Turtle Tournaments

Adaptation Lab

Adaptation.nlogo is an elaboration of Climbing Mount Enlightenment. In this example turtles play games with other turtles. Every turtle uses a strategy of the form:

If my opponent's moves on our last N games were X1, X2, ..., XN, then my move on our next game should be Y.

Note that this implies that turtles have memories.

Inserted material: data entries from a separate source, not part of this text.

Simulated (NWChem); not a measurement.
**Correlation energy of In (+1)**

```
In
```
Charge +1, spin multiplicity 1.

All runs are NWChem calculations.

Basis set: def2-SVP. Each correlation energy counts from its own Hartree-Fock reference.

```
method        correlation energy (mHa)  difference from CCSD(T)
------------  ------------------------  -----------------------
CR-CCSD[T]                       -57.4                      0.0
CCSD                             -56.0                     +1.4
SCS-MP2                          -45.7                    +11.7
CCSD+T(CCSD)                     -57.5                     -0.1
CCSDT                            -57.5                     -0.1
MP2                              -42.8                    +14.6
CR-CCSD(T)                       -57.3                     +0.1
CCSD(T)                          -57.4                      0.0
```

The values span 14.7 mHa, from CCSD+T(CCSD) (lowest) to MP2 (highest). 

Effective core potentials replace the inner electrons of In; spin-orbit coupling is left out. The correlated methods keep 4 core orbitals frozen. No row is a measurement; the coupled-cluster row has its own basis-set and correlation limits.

Initially, strategies are random. In other words, there is no rational correlation between past and future. During the learning phase, however, a turtle selects a random neighbor with a better average score than it has, and copies this turtle's strategy. The copy is imperfect, though, as a random Xi is "accidentally" mutated with probability P.

Here's a screen shot:

2 x 2 Games

Turtles usually play 2 x 2 games, which are simplifications of the social and business strategies people use. For example, Chicken (see below) is the game played between competing vendors engaged in a price war: who will go the furthest. Coordination is the game played between competing vendors interested in establishing an industry standard: how to spontaneously agree without divulging secrets. Battle of the Sexes is the game played between collaborators with differing agendas: how to have my cake and eat it to. Prisoner's Dilemma is the game played between vendor and customer: to cheat or not to cheat. One can also think of examples from psychology, animal behavior, and political science.

A 2 x 2 game is specified by a payoff matrix:

              II
         0     |    1
  0  (p1, q1)  | (p2, q2)
I    ----------|-----------
  1  (p3, q3)  | (p4, q4)

The rows represent the possible decisions made by player I: 0 or 1, and the columns represent the possible decisions made by player II: also 0 or 1. The entries represent numeric payoffs. For example, the entry (p2, q2) indicates that if player I "plays" 0 and player II "plays" 1, then player I's "score" will be incremented by p2 and player II's score will be incremented by q2. There are 8 possible payoffs, hence there are 2^8 possible games. Most of them are the same, others are uninteresting. But a few are famous.

Famous 2 x 2 games

Prisoner's Dilemma (0 = defect, 1 = cooperate)

              II
         0     |    1
  0    (1, 1)  | (0, 5)
I    ----------|-----------
  1    (5, 0)  | (3, 3)

Chicken (0 = swerve, 1 = don't swerve)

              II
         0     |    1
  0    (1, 1)  | (1, 5)
I    ----------|-----------
  1    (5, 1)  | (0, 0)

Coordination (0 = swerve left, 1 = swerve right)

              II
         0     |    1
  0    (1, 1)  | (0, 0)
I    ----------|-----------
  1    (0, 0)  | (1, 1)

Battle of the Sexes (0 = go to game, 1 = go to ballet, I = husband, II = wife)

              II
         0     |    1
  0    (3, 2)  | (1, 0)
I    ----------|-----------
  1    (0, 1)  | (2, 3)

Iterated Prisoner's Dilemma

Iterated Prisoner's Dilemma (contained in ipd.nlogo) allows users to compare five strategies for the iterated prisoner's dilemma game.

Here's a screen shot:

When a turtle is updated he:

   1. plays one prisoner's dilemma (PD) game with a randomly selected neighbor
   2. takes several steps in a random direction

In a PD game each turtle decides to cooperate or defect according to the turtle's strategy. If both turtles cooperate, each receives 3 points. If both defect, each receives 1 point. If one cooperates while the other defects, then the defector receives 5 points and the cooperator receives 0 points. The points are added to the turtle's overall score.

Different breeds of turtles use different PD strategies. Defectors always defect, cooperators always cooperate, and impulsives randomly cooperate or defect. Reciprocators defect if their partner defected the last time they met, and cooperate otherwise. This is called the tit-for-tat strategy. To implement tit-for-tat, reciprocators are equipped with a 1-bit memory:

true = opponent cooperated last time,
false = opponent defected last time.

Models

Ethnocentric agents cooperate when the opponent has the same ethnicity, and cheat otherwise. Anthropocentric agents cooperate with everyone. Egocentric agents cooperate with no one (except themselves), and sell-outs cooperate when the opponent has different ethnicity, and cheat otherwise. Which strategy will dominate in an ethnically diverse population, and under what conditions? This question is explored in Models Library/Social Sciences/Ethnocentrism.